[Date Prev][Date Next][Thread Prev][Thread Next][Date Index][Thread Index]

Re: [Condor-users] GCB Performance



To ensure all nodes (or even VMs) can participate in job execution (and since you mention GCB
it sounds like you are in a multi firewall situation), you can use a submit file that sends a job
to each VM in the system in turn and does something like "hostname" (stating in your
REQUIREMENTS which machine it should run on). That might be a good smoke test.
 
I use a script that does this based on condor_status information and builds submit scripts accordingly,
it can be used to select on any classad.
 
cheers
 
JK
-----Original Message-----
From: condor-users-bounces@xxxxxxxxxxx [mailto:condor-users-bounces@xxxxxxxxxxx]On Behalf Of Chris Miles
Sent: Wednesday, January 18, 2006 8:18 PM
To: sschang@xxxxxxxxxxx
Cc: condor-users@xxxxxxxxxxx
Subject: Re: [Condor-users] GCB Performance

I just done another test
one with 20 nodes, one with 15 nodes and one with 10 nodes.

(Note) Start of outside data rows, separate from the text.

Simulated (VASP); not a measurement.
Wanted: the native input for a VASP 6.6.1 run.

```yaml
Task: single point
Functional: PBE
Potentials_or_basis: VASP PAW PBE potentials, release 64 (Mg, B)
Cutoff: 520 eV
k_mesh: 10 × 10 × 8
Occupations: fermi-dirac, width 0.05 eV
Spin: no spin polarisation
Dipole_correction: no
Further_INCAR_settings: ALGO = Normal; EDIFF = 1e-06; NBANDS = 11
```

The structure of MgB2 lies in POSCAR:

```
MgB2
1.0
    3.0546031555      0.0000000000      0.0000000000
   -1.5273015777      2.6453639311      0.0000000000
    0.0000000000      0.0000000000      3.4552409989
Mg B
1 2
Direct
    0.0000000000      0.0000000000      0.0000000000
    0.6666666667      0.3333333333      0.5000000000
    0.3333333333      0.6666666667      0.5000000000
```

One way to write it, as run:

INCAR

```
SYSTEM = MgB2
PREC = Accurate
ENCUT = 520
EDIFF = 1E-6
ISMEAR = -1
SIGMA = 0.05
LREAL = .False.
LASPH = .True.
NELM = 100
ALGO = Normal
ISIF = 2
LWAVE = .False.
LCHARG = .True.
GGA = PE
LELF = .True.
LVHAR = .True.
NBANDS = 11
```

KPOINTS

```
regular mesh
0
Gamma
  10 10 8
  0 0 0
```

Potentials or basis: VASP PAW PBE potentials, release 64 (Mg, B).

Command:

And I ran longer jobs this time to make sure it was not a problem with the length of my jobs.

This job I ran 50 jobs which then run an executable 1000 times rather than 100 on
each node. I tested the Job on one of the nodes not through condor but just though
the shell and it took just over a minute to run. So im sending off 50 jobs each which

take 1 run each.

20 Nodes (40vm) : 11m 41s
15 Nodes (15vm) : 10m 54s
10 Nodes (20vm) : 11m 43s 

With overall runtime of about 50mins if one machine ran it all standalone through a shell
we are only getting the job done in a 5th of the time. So maybe only 5 machines are
actually doing anything and the rest are watching.

The other thing is... For each job I am returning 100 or 1000 output files back to the
submitting machine. Can this also be a cause of poor performance. Maybe if my script
tarred them all up leaving condor only to return one file per job?

Chris